Metro North Regional Employment Board
Building Partnerships for a Better Workforce

About the Metro North REB


"Building Partnerships for a Better Workforce"


The Metro North Regional Employment Board (REB) is a public-private partnership whose mission is to enable area residents to gain skills that will maximize their economic self-sufficiency and to provide employers with the workforce they need to effectively compete in the changing world economy. As one of 16 local Workforce Investment Boards established in Massachusetts by the Workforce Investment Act of 1998 (recently superseded by the Workforce Innovation and Opportunity Act of 2014, which also changes our designation to “Workforce Development Board”), the REB was formed to: set local workforce policy, determine how state and federal funds are best used for workforce development, align the needs of employers to the needs of area residents, and oversee the Metro North One-Stop Career Centers where both job search and employer services are provided. We lead the Metro North STEM Network and the Metro North Healthcare Partnership, co-lead the Northeast Advanced Manufacturing Consortium and Tech Ready (an IT/CS partnership), and partner in the Skilled Careers in Life Sciences Initiative (SCILS). By law, business leaders must constitute a majority of the Board with other members representing education, training, labor and economic development.

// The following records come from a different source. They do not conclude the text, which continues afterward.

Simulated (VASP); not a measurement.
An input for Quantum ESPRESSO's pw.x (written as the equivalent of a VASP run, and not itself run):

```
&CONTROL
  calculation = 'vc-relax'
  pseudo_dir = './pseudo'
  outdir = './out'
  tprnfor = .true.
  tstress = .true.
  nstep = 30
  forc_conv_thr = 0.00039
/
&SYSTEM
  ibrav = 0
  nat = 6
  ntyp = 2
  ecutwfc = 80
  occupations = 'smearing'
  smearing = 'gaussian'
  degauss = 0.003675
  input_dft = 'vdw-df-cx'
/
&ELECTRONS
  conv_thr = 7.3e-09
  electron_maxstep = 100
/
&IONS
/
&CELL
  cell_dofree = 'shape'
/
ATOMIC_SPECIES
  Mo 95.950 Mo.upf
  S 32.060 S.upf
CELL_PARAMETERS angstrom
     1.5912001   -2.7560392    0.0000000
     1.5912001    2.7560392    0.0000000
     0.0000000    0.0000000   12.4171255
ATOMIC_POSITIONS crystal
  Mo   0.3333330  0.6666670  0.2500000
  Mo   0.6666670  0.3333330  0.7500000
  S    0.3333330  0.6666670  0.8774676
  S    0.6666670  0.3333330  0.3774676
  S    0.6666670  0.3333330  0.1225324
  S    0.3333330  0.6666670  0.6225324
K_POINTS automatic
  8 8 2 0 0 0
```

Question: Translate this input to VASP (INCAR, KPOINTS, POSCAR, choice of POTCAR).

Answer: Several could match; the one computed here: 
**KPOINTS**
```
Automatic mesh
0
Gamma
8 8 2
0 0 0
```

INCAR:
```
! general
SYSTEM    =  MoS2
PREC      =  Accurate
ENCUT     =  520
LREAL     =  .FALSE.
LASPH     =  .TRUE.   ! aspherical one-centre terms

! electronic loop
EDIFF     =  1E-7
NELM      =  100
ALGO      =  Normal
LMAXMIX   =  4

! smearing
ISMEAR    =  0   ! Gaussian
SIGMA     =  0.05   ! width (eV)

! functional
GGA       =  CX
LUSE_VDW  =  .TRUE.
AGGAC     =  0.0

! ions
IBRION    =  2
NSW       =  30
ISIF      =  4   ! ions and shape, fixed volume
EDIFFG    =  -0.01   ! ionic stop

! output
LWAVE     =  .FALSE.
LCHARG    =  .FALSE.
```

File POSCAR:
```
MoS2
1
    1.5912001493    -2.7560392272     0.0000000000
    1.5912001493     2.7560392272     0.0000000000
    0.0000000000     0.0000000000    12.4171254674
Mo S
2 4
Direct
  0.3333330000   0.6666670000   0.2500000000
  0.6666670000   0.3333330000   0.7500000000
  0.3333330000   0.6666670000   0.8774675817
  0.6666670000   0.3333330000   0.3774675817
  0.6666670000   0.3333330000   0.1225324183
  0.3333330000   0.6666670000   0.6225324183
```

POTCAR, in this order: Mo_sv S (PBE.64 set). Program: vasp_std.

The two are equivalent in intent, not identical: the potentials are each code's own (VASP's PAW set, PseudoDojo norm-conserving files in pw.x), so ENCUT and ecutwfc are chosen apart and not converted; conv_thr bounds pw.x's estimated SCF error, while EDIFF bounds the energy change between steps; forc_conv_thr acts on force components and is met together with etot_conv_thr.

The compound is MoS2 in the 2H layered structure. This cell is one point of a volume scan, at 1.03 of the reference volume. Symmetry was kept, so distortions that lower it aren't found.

The functions of the Metro North Regional Employment Board include the following:

  • Promoting the participation of business in the statewide workforce system, with a focus on priority industries that include biotechnology, information technology, healthcare, and advanced manufacturing

  • Coordinating local workforce activities with economic development strategies

  • Developing industry-specific consortia focusing on strategic planning and implementation

  • Establishing workforce development policy for the region

  • Chartering career center operators and overseeing career centers

  • Identifying eligible training providers

  • Matching the needs of business for skilled employees with training opportunities in the area

  • Assessing the effectiveness of the local workforce system

  • Administering federal Workforce Innovation and Opportunity Act (WIOA) funds for the region


Metro North REB Committees

REB Standing Committees


The REB carries out the majority of its work through its committee structure, and it is expected that each board member will participate in at least one committee or industry collaborative/partnership. The REB currently convenes the following committees: Career Center Committee; Policy, Funding and Oversight Committee; Adult Basic Education Transitions to College and Careers Committee; and the Youth Council.


Career Center Committee


Oversees three-year rechartering process:

  • Ensures implementation of career center vision

  • Reviews broad conceptual issues related to center services and establishes career center policies

  • Evaluates career center performance

  • Recommends strategies to ensure ongoing financial viability

Conducts ongoing career center oversight and evaluation:

  • Oversees the Consumer Advisory Group

  • Reviews customer feedback

  • Reviews and recommends Consumer Advisory Group member composition

Policy, Funding, and Oversight Committee

  • Makes planning decisions regarding regional service priorities

  • Determines allocation of funds among training providers, career centers, and the REB

  • Develops WIOA performance standards and criteria

  • Determines funding formula for career centers

  • Develops Memoranda of Understanding with One-Stop Career Center partners

  • Approves the Annual Plan for regional workforce development services/activities

ABE Transitions to College and Careers (ABETCC) Committee


This newly formed committee was established to facilitate the transition of adult learners from ABE programs to college and careers. The committee is focusing on achieving the following goals:

  • Prepare more ABE program graduates to enter and succeed in college-level courses;
  • Increase access to technology and technology skills of adult students;
  • Provide information and exposure to career options;
  • Map out pathways from ABE to college and careers and identify gaps; and
  • Highlight the value of adult students and what they need to meet their goals in life.

Metro North Youth Council


The Metro North Youth Council supports the development and implementation of effective workforce training programs to help ensure that local youth experience a successful transition into a productive working adulthood. The key functions of the Metro North Youth Council include: developing portions of the local plan relating to eligible youth; reviewing and recommending youth and education services to be awarded on a competitive basis; networking and sharing best practices; sponsoring other youth activities; supporting efforts to increase funding; coordinating youth service activities in the region; consistently involving youth in planning and evaluation activities, and advising the REB on youth employment issues.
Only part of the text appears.